Bangladesh's digital economy crossed the $1 billion export milestone in fiscal year 2024-25, and Dhaka's startup ecosystem is being celebrated in ministry press releases and pitch decks alike. But walk through the co-working floors of Startup Dhaka's Gulshan-2 hub on any given Tuesday, and the mood is more complicated than the government numbers suggest.
The timing matters. With global venture capital still cautious after two years of rate-driven contractions, Dhaka's founders are chasing funding in a tighter market than their 2021-era predecessors enjoyed. At the same time, regulators are scrambling to write rules for technologies that are already operating at scale — a lag that is creating real harm for real users, particularly in fintech and the gig economy.
The Promise and the Problem, Side by Side
Bangladesh Bank's regulatory sandbox, launched under a 2023 directive, currently hosts 14 fintech firms. That sounds orderly. The reality is that dozens of unlicensed micro-lending apps — many of them operating through Play Store listings that evade Bangladesh Telecommunication Regulatory Commission scrutiny — have been charging effective annual interest rates exceeding 300 percent on short-cycle loans targeted at garment workers in Mirpur and Gazipur. The Digital Financial Services Policy 2022 explicitly prohibits such practices, but enforcement has been episodic at best.
At the Bangladesh Association of Software and Information Services, or BASIS, offices on Kawran Bazar's BDBL Bhaban, officials have been fielding complaints about a separate problem: data harvesting by e-commerce platforms with no clear privacy framework to constrain them. Bangladesh still lacks a standalone Personal Data Protection Act. A draft bill has been circulating since 2022, clearing preliminary cabinet review but stalling before a parliamentary vote. Every month without that legislation is a month in which companies collecting health, financial, and location data from millions of Dhaka users operate under essentially no binding disclosure obligations.
Ethical questions are sharpening around artificial intelligence adoption too. Several Dhaka-based HR-tech startups are now selling AI-driven hiring screening tools to ready-made garment factories — an industry employing roughly 4 million workers, the majority of them women. Critics at the Mapped in Bangladesh research collective have pointed out that training datasets for these tools are overwhelmingly sourced from Western labour markets, raising serious questions about bias when applied to a Bengali-language, South Asian context.
Talent, Capital, and What Comes Next
The talent drain is measurable. A 2025 survey by LightCastle Partners found that 41 percent of Dhaka-based software engineers with more than five years of experience were actively pursuing relocation to Canada, Germany, or the Gulf states. Average mid-level developer salaries in Dhaka sit around BDT 80,000 to 120,000 per month — competitive locally, but a fraction of what remote contracts from European firms now offer in hard currency. The government's ICT Division has a scholarship pipeline called the Sheikh Hasina Institute of Frontier Technology, rebranded and restructured after the political changes of 2024, but its annual intake of roughly 2,000 students is nowhere near enough to offset the outflow.
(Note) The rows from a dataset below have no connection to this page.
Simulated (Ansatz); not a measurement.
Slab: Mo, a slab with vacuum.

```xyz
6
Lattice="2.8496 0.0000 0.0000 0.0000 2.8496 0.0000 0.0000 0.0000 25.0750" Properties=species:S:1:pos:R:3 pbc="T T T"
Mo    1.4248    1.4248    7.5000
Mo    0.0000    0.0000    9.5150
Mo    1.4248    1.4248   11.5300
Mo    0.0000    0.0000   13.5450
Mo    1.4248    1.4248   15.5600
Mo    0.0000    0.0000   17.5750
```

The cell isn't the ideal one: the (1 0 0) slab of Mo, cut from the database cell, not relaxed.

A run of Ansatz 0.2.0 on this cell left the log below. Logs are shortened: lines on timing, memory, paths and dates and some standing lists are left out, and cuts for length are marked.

Access to early-stage capital remains the most stubborn structural problem. Startup Bangladesh Limited, the government-backed fund operating out of the ICT Tower in Agargaon, has disbursed seed funding to 73 companies since its founding, with ticket sizes typically ranging from BDT 50 lakh to 2 crore. That is meaningful but modest — and the fund's mandate excludes hardware and deep-tech ventures almost by design, channelling money toward apps and platforms rather than the manufacturing or biotech plays that economists say Bangladesh needs to move up the value chain.
Founders who have navigated all of this offer a consistent piece of practical advice: incorporate early for compliance, not just investment readiness. The companies getting burned right now are ones that scaled users before they scaled governance. For policymakers, the immediate priority has to be the personal data bill — without it, every other digital economy initiative is building on unstable ground. The bill could realistically pass before the end of calendar year 2026 if parliamentary scheduling holds. Whether it arrives before the next major data scandal is the question Dhaka's tech sector cannot answer for itself.